In the drawings, the friction reducing member 19 is described as a bush herein, but the type of the friction reducing member 19 is not necessarily limited thereto. For example, the friction reducing member/support 19 may be a bearing.

FIG. 5 is a perspective view illustrating the lower mount according to an embodiment. FIG. 6 is a perspective view illustrating the upper mount according to an embodiment. FIG. 7 is a side view illustrating the friction reducing member supported by an upper holder and a lower groove according to an embodiment. FIG. 8 is a side view illustrating the shaft supported by a slider head according to an embodiment.

Referring to FIGS. 5 to 8, according to an embodiment, the mount 17 may accommodate the slider head 162, the shaft 18, and the friction reducing member 19 therein. The lower mount 171 may include a lower body 1711, a main hole 1712, a lower groove 1713, a mount rib 1714, and a lower wing 1715.

In an embodiment, the lower body 1711 may accommodate the shaft 18. The main hole 1712 may be formed through the lower body 1711 and may accommodate the slider head 162. For example, the main hole 1712 may be formed at the center of the lower body 1711.

In an embodiment, the lower groove 1713 may accommodate the friction reducing member 19. For example, two lower grooves 1713 may be provided on both sides of the main hole 1712. The lower groove 1713 may be recessed into the lower body 1711. For example, the lower groove 1713 may have a U shape. The width D of the lower groove 1713 may be greater than or equal to the outer diameter of the friction reducing member 19.
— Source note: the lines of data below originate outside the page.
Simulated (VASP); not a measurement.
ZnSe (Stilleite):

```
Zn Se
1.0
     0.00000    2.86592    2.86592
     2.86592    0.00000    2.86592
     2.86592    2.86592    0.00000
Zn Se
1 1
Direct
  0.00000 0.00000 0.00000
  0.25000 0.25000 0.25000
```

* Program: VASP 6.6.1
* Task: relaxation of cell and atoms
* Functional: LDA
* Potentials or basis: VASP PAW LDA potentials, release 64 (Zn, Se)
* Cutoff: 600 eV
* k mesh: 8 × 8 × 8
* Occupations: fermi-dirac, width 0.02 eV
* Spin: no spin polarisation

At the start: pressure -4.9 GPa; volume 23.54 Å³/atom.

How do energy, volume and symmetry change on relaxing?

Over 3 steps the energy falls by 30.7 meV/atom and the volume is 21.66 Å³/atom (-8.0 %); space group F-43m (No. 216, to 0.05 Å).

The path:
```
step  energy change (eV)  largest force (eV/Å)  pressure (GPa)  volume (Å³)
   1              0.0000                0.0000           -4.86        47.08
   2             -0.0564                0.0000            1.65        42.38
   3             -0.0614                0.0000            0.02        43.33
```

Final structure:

In an embodiment, the lower groove 1713 may communicate with the main hole 1712. For example, the lower groove 1713 may also communicate with the outside of the lower body 1711. The shaft 18 may pass through the width D of the lower groove 1713 and be supported by, directly or indirectly, the friction reducing member 19 and the slider head 162.

In an embodiment, the mount rib 1714 may be formed along the edge of the lower groove 1713. The mount rib 1714 may be formed at a part where the lower groove 1713 and the main hole 1712 communicate (hereinafter, referred to as a “first rib 1714a”). For example, the mount rib 1714 may also be formed at a part where the lower groove 1713 and the outside of the lower body 1711 communicate (hereinafter, referred to as a “second rib 1714b”). The first rib 1714a and the second rib 1714b may be formed in one lower groove 1713. The mount rib 1714 may support the friction reducing member 19. The separation of the friction reducing member 19 from the lower groove 1713 may decrease.

In an embodiment, the lower wing 1715 may protrude from the lower body 1711 toward a driving frame. The lower wing 1715 may be detachably connected, directly or indirectly, to the driving frame. For example, the lower wing 1715 may be rotated and connected to the driving frame after being accommodated in the driving frame. For example, the lower wing 1715 may be screwed to the driving frame. The maintenance of a motion assist apparatus may be easy.

In an embodiment, the upper mount 172 may include an upper plate 1721, an upper holder 1722, a support 1723, and an upper wing 1724. The upper plate 1721 and the driving frame may face each other. The upper plate 1721 may be detachably coupled to the lower body 1711. For example, the upper plate 1721 may be screwed to the lower body 1711. When the shaft 18 or the friction reducing member 19 is damaged or worn out, the upper plate 1721 may be separated from the lower body 1711 to replace the damaged or worn component. The cost of maintenance of the motion assist apparatus may decrease.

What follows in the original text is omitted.